Relay-Version: version B 2.10 5/3/83; site utzoo.UUCP
Path: utzoo!mnetor!uunet!seismo!husc6!cmcl2!brl-adm!brl-smoke!gwyn
From: gwyn@brl-smoke.ARPA (Doug Gwyn )
Newsgroups: comp.lang.c
Subject: Re: What is a byte
Message-ID: <6216@brl-smoke.ARPA>
Date: Sat, 1-Aug-87 23:29:39 EDT
Article-I.D.: brl-smok.6216
Posted: Sat Aug  1 23:29:39 1987
Date-Received: Sun, 2-Aug-87 10:57:43 EDT
References: <218@astra.necisa.oz> <142700010@tiger.UUCP>
Reply-To: gwyn@brl.arpa (Doug Gwyn (VLD/VMB) <gwyn>)
Organization: Ballistic Research Lab (BRL), APG, MD.
Lines: 41

In article <851@haddock.ISC.COM> karl@haddock.ima.isc.com (Karl Heuer) writes:
>I haven't given this issue a whole lot of thought, but it seems to me that
>"short char" should be the smallest object which is addressible in C, and
>should define the units of sizeof; "long char" should denote whatever is
>necessary to represent the native character set.  On a bit-addressible machine
>in an Arabic- or Japanese-language environment, one might have "short char" be
>1 bit, "char" be 8, and "long char" be 16.

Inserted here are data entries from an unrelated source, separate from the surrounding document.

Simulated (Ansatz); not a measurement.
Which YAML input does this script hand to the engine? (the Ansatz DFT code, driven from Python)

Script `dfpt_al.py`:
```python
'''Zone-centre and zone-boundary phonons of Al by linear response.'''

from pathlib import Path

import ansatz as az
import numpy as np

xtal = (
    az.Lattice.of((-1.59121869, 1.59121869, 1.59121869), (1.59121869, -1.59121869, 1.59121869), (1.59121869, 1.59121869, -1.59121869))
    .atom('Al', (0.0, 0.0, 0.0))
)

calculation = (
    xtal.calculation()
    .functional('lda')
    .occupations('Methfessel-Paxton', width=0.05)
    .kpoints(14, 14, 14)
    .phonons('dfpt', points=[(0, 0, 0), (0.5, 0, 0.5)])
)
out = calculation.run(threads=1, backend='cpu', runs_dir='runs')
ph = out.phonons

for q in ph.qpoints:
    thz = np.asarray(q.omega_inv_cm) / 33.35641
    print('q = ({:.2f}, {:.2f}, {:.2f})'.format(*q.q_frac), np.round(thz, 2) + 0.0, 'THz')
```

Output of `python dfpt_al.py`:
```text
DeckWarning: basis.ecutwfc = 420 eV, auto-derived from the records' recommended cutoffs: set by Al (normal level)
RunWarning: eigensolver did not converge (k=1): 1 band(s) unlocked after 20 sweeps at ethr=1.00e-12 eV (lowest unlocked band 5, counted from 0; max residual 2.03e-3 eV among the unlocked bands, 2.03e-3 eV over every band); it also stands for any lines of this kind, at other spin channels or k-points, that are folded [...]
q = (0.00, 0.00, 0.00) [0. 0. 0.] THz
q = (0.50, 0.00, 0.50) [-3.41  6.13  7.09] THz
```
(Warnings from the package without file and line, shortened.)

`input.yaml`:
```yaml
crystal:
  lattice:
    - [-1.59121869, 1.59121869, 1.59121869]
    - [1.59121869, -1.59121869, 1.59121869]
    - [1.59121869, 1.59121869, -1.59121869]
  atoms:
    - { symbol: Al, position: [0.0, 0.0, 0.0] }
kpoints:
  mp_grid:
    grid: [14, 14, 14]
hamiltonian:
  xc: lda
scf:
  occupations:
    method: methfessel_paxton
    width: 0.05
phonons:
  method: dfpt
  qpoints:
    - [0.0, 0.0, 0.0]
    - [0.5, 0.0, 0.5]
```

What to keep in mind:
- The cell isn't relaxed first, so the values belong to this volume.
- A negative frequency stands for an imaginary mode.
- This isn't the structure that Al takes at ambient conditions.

That is a bit more generous than my proposal, but it follows the same line
of thought.  I would prefer that a (char) be capable of holding an entire
basic textual unit, since many applications are already based on that
assumption.  A separate (long char) would necessitate a whole extra
collection of str*()-like library routines, which the portable programmer
would have to be careful to use instead of the str*() functions; might as
well simply make (char) be the right thing and not introduce a new type.

Using all three possible char lengths would not pose a serious problem
if the str*() functions were changed to rquire (long char) and if
implementations made (char) and (long char) the same size, at least for
now.  There aren't many bit-addressable architectures at present (more's
the pity), so most international implementations could make (short char)
8 bits and (char) or (long char) 16 bits.

>If this is to be phased in without breaking a lot of programs, X3J11 should
>immediately bless all three names, but insist that they all be the same size.
>(Which restriction should be deprecated, to be removed in the next standard.)

I don't think it's within the realm of practical politics to say that the
problem will not be solved until the next issue of the standard.  It would
be better if it can be solved now without too much breakage of existing
non-internationalized code.  (Internationalized code is already vendor-
specific, due to lack of agreement on a universal approach.  Any good
solution will require at least some vendors to eventually change.)

On a related note, I see that the /usr/group people are trying to change
regular expressions from character-code based to language alphabet based
(as though there were always a universal collating order for a given
language!).  This is a most unfortunate direction, since it ruins simple,
well-behaved algorithms written in terms of (sufficiently wide) (char)s.
I wish they would not plow ahead with this until the multi-byte character
issue is resolved, since that may well affect the practical possibilities.